Time Series Modeling

Time series modeling aims to discover the temporal relationships within chronologically arranged data. It has attracted extensive research over a wide range of fields, such as image alignment ^[2], speech recognition ^[3], etc. The key issue here is how to extract the representative features of a time series. A large part of previous frameworks range from classical feature engineering and representation learning to deep learning based models. While these methods have achieved good performance ^{[4, 5]}, they have also been subject to criticism regarding their lack of interpretability.

Intuition: Shapelet Dynamics

Shapelets, the time series subsequences that are representative of a class ^[6], can offer directly interpretable and explanatory insights in the classification scenario, and shapelet-based models have proven to be promising in various practical domains ^[7,8,9].

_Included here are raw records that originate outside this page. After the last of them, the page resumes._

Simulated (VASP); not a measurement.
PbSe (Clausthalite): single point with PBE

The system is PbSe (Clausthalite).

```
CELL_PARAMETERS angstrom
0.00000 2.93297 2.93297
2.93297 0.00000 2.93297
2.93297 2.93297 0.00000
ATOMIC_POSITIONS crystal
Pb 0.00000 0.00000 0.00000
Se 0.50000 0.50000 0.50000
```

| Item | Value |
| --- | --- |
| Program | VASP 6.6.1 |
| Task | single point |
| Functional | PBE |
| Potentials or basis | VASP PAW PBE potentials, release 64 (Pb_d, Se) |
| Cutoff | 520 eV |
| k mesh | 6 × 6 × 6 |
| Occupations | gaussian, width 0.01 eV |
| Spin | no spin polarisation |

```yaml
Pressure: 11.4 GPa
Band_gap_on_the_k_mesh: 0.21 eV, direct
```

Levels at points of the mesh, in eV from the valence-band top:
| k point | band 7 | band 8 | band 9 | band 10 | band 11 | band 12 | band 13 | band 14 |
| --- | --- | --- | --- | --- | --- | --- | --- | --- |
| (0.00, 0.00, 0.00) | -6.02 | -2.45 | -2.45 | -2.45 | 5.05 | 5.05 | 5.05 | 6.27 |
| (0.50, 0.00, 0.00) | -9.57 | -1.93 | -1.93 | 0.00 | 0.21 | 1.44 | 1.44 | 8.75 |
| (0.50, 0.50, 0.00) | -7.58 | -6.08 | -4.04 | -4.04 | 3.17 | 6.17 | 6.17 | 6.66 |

Existing efforts have mainly considered shapelets as static. However, in the real world, shapelets are often dynamic, which is reflected in two respects:

First, the same shapelet appearing at different time slices may have a range of different impacts. For instance, in the scenario of detecting electricity theft, low electricity consumption in summer or winter is more suspicious than it is in spring, as refrigeration or heating equipments costs more electrical power.
Second, determining the ways in which shapelets evolve is vital to a full understanding of a time series. In fact, shapelets with small values at a particular time can hardly distinguish an electricity thief from a normal user who indeed consumes a low level of electricity. An alternative method would involve identifying users who once had high electricity consumption shapelets but suddenly consumes very few electrical power. In other words, an important clue here is how shapelets evolve over time.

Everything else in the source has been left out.